Animal park owner fears big cats ban
Posted: October 3, 2012
The Winchester Star
WINCHESTER — The owner of a local animal park is worried that proposed federal legislation could hurt his business.
Keith Wilson, 49, has owned Wilson’s Wild Animal Park since the late 1990s after taking it over from his parents, who opened the facility in 1976.
Located at 985 W. Parkins Mill Road in Frederick County — just southeast of Winchester — the park has more than 200 mammals, birds and reptiles.
A lion and a tiger are two of the park’s biggest attractions. But it would lose the animals under the “Big Cats and Public Safety Protection Act,” introduced in both the U.S. House and Senate this year with bipartisan sponsors.
The legislation has been described as a response to an Oct. 18, 2011, incident in Zanesville, Ohio, where a local resident released dozens of exotic animals — including lions, tigers, bears, wolves and monkeys — before committing suicide. Law enforcement officers had to kill many of the freed animals.

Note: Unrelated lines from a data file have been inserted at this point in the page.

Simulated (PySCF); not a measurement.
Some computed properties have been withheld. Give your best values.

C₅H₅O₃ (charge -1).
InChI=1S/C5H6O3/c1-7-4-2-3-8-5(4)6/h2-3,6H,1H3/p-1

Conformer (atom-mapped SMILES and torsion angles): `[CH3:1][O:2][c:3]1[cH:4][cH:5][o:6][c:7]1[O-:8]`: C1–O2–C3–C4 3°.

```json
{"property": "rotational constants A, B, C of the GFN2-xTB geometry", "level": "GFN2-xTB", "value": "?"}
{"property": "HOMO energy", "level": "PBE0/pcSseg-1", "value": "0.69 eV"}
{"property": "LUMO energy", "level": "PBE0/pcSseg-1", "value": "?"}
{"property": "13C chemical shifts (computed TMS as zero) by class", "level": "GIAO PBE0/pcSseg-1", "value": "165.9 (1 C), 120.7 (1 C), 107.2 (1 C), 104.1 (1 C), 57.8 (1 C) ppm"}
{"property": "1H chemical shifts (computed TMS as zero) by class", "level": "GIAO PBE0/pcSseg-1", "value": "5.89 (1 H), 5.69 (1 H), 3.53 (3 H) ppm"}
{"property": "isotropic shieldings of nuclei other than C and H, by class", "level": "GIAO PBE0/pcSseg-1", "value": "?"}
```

A news release issued by the International Fund for Animal Welfare on Sept. 17 states: “It is estimated that there are 10,000 to 20,000 big cats currently held in private ownership in the U.S. In the past two decades, more than 300 dangerous incidents involving captive big cats have resulted in the deaths of 21 people (including five children) and close to 250 additional humans have been mauled or injured. In addition, scores of big cats have been killed.”
The legislation calls for outlawing the possession of large cats such as lions and tigers by private individuals and many businesses, except at zoos and wildlife sanctuaries accredited by the Association of Zoos and Aquariums (AZA).
Wilson’s Wild Animal Park does not have AZA accreditation.
If passed, Wilson said, the bill could be used to restrict ownership of other animals in addition to large cats — and that the restrictions would severely hamper his park’s profitability.
“[The proposal] would ban any large cats — lions, tigers, [even] bears, large primates, anything that [the government] would deem to be dangerous,” Wilson said. “Effectively, if that were ever to pass, it would basically close down every private zoo in the country, or at least prevent them from having anything that people will pay to come in to see.”
House Bill 4122 was referred to the House Committee on Natural Resources on March 1.
The Senate legislation was referred to the Senate Committee on Environment and Public Works on Sept. 13.
No additional action on the legislation has been scheduled and Congress has adjourned. The proposal would have to be reintroduced in the new Congress that is to convene early 2013.
Wilson’s Wild Animal Park currently has a young male lion and a young female white tiger, and there are plans to add a female lion cub and male tiger cub in the near future.
The white tiger, which was acquired recently, came from an owner in Ohio who could no longer keep it due to more restrictive laws being passed in that state.
The park’s wildlife also includes Himalayan bears, baboons and monkeys.
In the more than 30 years Wilson’s family has owned the park, he said there has never been an incident where a dangerous animal has escaped.
Animal parks and similar establishments across the country are currently regulated by the Animal and Plant Health Inspection Service, a division of the U.S. Department of Agriculture.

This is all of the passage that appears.